Low Cull Breeding Swine Program Uptake Reported

CANADA - Manitoba Pork Council reports the province's breeding swine herd will be reduced by just over five percent as a result of the federal Cull Breeding Swine Program, writes Bruce Cochrane.
calendar icon 8 September 2008
clock icon 3 minute read

The federal Cull Breeding Swine Program provides pork producers who agreed to de-populate breeding barns and leave them empty of breeding stock for a minimum of three years 225 dollars per culled animal.

The application deadline passed September 1, producers have until November 1 to complete their culls and until January 15 to submit supporting documentation.

Manitoba Pork Council producer services specialist Jeff Clark says the program seems to have worked well for those who have made use of it.

Jeff Clark-Manitoba Pork Council

For the most part producers I've spoken with have been real happy with the program.

These are guys that are maybe close to retirement age, wanting to get out of the industry anyway, older barns, smaller herds and the program worked real well for them.

Some of the other producers maybe that have larger operations, higher debt loads, this program simply didn't pay out enough for them.

There's a lot of people that were sitting on the fence for awhile, maybe wanting to go on the program but the three year time frame was just too long to keep that barn empty of breeding animals.

If you look at what our sow inventory was January 1, our overall breeding stock was just over 370 thousand and, if we went with the intent of the program was to reduce the herd by about 10 percent, we've only got to about five and a half percent, which would be about 20 thousand animals.

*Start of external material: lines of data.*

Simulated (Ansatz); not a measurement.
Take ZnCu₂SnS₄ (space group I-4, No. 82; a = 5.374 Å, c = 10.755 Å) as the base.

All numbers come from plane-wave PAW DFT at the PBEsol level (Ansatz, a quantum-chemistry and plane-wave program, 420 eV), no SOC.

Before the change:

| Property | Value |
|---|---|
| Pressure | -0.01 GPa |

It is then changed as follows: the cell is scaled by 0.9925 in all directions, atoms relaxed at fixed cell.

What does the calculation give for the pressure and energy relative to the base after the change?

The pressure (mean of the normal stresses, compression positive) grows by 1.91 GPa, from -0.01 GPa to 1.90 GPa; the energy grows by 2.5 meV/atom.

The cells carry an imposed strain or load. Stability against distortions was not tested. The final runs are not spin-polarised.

So it hasn't been as strong an uptake as it has been in other parts of the country.

I think that speaks to the strong industry we have in the province here.

We have two strong packers, close proximity to our American business partners so the uptake hasn't been quite as strong here.


Currently the program is retroactive to August 1, 2007 but, Clark points out, efforts are underway to have the retroactive start of the program pushed back to April 1, 2007.